Heating & cooling planning across Europe: Bridging gaps and speaking the language of local and regional authorities to support the national transposition of the EED Recast Art. 25
Heating & cooling planning across Europe: Bridging gaps and speaking the language of local and regional authorities to support the national transposition of the EED Recast Art. 25
Europe’s new thermal planning framework places municipalities and regions at the centre of the energy transition, while also exposing persistent structural shortcomings in data, financing and governance.
The decarbonisation of heating and cooling is emerging as one of the major challenges of Europe’s energy transition. Article 25 of the Energy Efficiency Directive requires cities with more than 45,000 inhabitants to develop local heating and cooling plans, a measure that will affect more than 1,200 European municipalities.

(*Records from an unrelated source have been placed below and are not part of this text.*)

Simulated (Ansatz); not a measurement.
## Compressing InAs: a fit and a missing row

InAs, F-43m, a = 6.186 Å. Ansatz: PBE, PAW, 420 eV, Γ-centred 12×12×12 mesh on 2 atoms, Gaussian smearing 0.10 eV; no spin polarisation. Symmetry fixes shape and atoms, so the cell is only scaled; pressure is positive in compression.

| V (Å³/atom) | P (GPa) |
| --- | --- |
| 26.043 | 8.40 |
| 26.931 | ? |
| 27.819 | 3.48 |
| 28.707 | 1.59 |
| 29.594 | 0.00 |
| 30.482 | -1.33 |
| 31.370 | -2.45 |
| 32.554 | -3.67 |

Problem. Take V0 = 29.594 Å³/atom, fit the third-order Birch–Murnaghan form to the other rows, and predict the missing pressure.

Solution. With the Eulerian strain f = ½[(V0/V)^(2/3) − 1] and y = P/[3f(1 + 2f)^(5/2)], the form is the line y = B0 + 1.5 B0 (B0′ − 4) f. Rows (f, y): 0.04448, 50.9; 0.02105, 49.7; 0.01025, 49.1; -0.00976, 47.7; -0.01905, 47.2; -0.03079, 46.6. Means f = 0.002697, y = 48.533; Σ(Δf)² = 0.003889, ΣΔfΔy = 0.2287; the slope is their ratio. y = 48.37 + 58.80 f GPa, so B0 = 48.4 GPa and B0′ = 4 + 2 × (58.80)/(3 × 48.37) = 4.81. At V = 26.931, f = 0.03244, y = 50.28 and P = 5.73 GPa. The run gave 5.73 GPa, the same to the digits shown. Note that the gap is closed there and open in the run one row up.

However, the ESCALATE project report warns that many local and regional authorities are facing this mandate without sufficient tools, particularly in areas such as access to disaggregated energy data, technical capacity, and financing for low-carbon infrastructure. The analysis also identifies limited integration between climate planning and cooling needs, as well as insufficient coordination between different levels of administration. In response, the document proposes strengthening the role of regional energy agencies as key intermediaries between national administrations and municipalities.
The methodology developed by ESCALATE to advance more efficient thermal systems and structures, and heating and cooling planning, is organised into five stages: process and data management, analysis of demand and existing infrastructure, assessment of efficiency potential and renewable energy sources, definition of climate-neutral scenarios, and the design of implementation strategies.